SPARQL Query Runner Agent¶

Prepares the full context needed for query generation and hands the work to GraphSparqlQAChain. This includes the question, resolved identifiers, and schema fragments relevant to the target graph.

Interpreter Agent¶

Turns raw outputs into user-facing summaries. When a visualization is explicitly requested, generates a .json file containing the JSON code for a Plotly graph — rendered interactively in the Streamlit app, or saved as a plain .json when running locally/backend.

Workflow Diagram¶

graph TD
    A[User question] --> B[Entry Agent]
    B --> C[Validator Agent]
    C --> D[Supervisor Agent]
    D --> E[ENPKG_agent / KG Agent]
    D --> F[SPARQL Query Runner Agent]
    F --> G[GraphSparqlQAChain]
    G --> H[Knowledge graph endpoint]
    D --> I[Interpreter Agent]
    E --> D
    F --> D
    I --> D
    D --> J[Final answer]

Query Lifecycle¶

sequenceDiagram
    participant User
    participant Entry
    participant Validator
    participant Supervisor
    participant KG as ENPKG_agent
    participant SPARQL as Sparql_query_runner
    participant Graph
    participant Interpreter

    User->>Entry: Ask question
    Entry->>Validator: Validate scope
    Validator->>Supervisor: Approved question
    Supervisor->>KG: Resolve entities if needed
    KG-->>Supervisor: Return identifiers
    Supervisor->>SPARQL: Build query context
    SPARQL->>Graph: Execute SPARQL
    Graph-->>SPARQL: Return results
    SPARQL-->>Supervisor: Structured output
    Supervisor->>Interpreter: Summarize or visualize if needed
    Interpreter-->>Supervisor: User-facing explanation
    Supervisor-->>User: Final response

Key Tools¶

MetaboT's agents are backed by specialized tools, including:

PlantDatabaseChecker
ChemicalResolver
SMILESResolver
TargetResolver
TaxonResolver
GraphSparqlQAChain
WikidataStructureSearch
OutputMerger
Interpreter
SpectrumPlotter

Together, these tools help MetaboT ground identifiers before query generation and keep the system aligned with the target graph.

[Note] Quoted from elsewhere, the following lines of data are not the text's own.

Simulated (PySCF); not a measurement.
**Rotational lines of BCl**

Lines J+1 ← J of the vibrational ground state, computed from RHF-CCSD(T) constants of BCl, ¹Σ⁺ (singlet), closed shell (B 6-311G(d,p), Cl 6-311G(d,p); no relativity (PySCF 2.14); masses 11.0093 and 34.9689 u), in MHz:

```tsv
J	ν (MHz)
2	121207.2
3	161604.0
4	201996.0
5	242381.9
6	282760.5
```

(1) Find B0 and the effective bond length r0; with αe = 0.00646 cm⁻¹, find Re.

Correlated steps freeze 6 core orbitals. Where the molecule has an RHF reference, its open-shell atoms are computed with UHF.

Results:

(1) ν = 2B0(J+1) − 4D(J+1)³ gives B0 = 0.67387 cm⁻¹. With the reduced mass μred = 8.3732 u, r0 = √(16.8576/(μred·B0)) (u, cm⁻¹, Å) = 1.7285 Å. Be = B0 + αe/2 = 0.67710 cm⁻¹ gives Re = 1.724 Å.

Query Generation Strategy¶

GraphSparqlQAChain follows a staged approach:

Generate an initial SPARQL query using the user question, resolved entities, and schema context.
Execute the query and inspect whether the result is useful.
If the query fails or returns no results, try one refinement pass using schema hints and similar stored examples.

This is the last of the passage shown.